In the early 90s, now clean of drugs and alcohol, HUGHES got his life back on track, even enjoying a bizarre guest spot with KLF, augmenting the hit single `America: What Time Is Love’. This spurred the singer on to resurrect his solo career (after 15 years!), the resulting BLUES (1993) {*6} – part of an “L.A. Blues Authority Volume II’ solo project for Roadrunner Records – was just what the doctor ordered. Featuring American co-writer and axeman, Craig Erickson and a host of fellow newbie-generation metal guitarists including John Norum (from EUROPE), Warren DeMartini (of RATT), Mick Mars (MOTLEY CRUE), Mark Kendall (of GREAT WHITE) and Richie Kotzen (of POISON), the prowess and voice of HUGHES was back at its best.
Resurrecting a few DEEP PURPLE nuggets by way of add-ons `Burn’ and `You Keep On Moving’, 1994’s FROM NOW ON… {*7} was something of a surprise for many old-styled hard-rock fans, but for the most part, this and subsequent concert piece BURNING JAPAN LIVE (1995) {*7}, brought back memories of how good a singer GLENN HUGHES really was/is; okay there was a reliability of DP cuts such as `Stormbringer’, `Owed To “G”’, `Gettin’ Tighter’, `Burn’ and `Lady Double Dealer’, but all ’n’ all this was `Coast To Coast’ – another great track here! – rock and roll.
Through albums like FEEL (1995) {*5} – featuring a cover of STEVIE WONDER’s `Maybe Your Baby’, ADDICTION (1996) {*6} – a writing collaboration with Marc Bonilla, and THE WAY IT IS (1999) {*6} – with JJ Marsh, Steve Salas and Bonilla in tow, hair-metal was back in vogue. Always deep in his heart and soul, HUGHES did manage to release a live album, A TRIBUTE TO TOMMY BOLIN (1999) {*6}, recorded “with friends” in ‘97 and dedicated of course to long-time deceased DEEP PURPLE axeman.
Prolific as a session man and solo artist extraordinaire since he found a new lease of life away from the manic drug scene, HUGHES melded funk and grandiose rock via subsequent sets like
RETURN OF CRYSTAL KARMA (2000) {*5} – (aka “R.O.C.K.”) double-CD, and BUILDING THE MACHINE (2001) {*6}, the latter extended his horizons beyond funky rock and into progressive jazz territory; example his re-take of RARE EARTH’s `I Just Want To Celebrate’.
A new phase in Glenn’s ever-revolving music career emerged with another DEEP PURPLE castoff group, HTP (or the HUGHES-TURNER PROJECT) alongside former RAINBOW, YNGWIE MALMSTEEN frontman Joe Lynn Turner. For three albums: HTP (2002) {*5}, LIVE IN TOKYO (2002) {*6} – a treat for Purple/RAINBOW acolytes – and the disappointing HTP 2 (2003) {*4}, Glenn was at least getting his never-say-die hard-rock message across to the world.

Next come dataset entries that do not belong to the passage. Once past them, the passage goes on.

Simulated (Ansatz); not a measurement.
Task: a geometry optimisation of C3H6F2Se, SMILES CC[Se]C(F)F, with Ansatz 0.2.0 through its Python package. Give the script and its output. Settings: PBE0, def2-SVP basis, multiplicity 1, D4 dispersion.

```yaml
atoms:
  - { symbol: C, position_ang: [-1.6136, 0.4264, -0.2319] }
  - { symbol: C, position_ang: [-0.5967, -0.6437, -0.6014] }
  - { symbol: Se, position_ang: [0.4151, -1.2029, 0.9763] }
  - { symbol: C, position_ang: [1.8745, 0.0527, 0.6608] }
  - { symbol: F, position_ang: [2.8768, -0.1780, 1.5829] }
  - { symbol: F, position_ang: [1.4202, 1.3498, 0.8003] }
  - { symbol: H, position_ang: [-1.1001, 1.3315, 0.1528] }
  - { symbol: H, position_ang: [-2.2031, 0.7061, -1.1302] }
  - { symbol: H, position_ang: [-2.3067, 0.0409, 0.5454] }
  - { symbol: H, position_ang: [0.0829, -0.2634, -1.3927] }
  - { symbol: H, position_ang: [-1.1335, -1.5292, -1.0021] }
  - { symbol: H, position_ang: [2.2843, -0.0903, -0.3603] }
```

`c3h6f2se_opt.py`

Solo-wise, HUGHES and long-term co-songsmith Marsh continued to push the right buttons on albums such as SONGS IN THE KEY OF ROCK (2003) {*6}, another concert double SOULFULLY LIVE IN THE CITY OF ANGELS (2004) {*7}, SOUL MOVER (2005) {*7} – featuring drummer Chad Smith from the RED HOT CHILI PEPPERS – and MUSIC FOR THE DIVINE (2006) {*6}, the latter highlighting an effective cover of The MOODY BLUES’ `Nights In White Satin’.
Hot on the heels of a LIVE IN AUSTRALIA (2007) {*6} – he was increasing popular down under, HUGHES enlisted Smith again and guitarist/co-writer Luis Maldonado on his umpteenth delivery FIRST UNDERGROUND NUCLEAR KITCHEN (2008) {*7}. Underrated in some quarters, highly-praised in others, the climactic soulful funk-n-roll of `Satellite’, Where’s There’s A Will’ and `Imperfection’, were bread-and-butter to an older generation of die-hard heavies.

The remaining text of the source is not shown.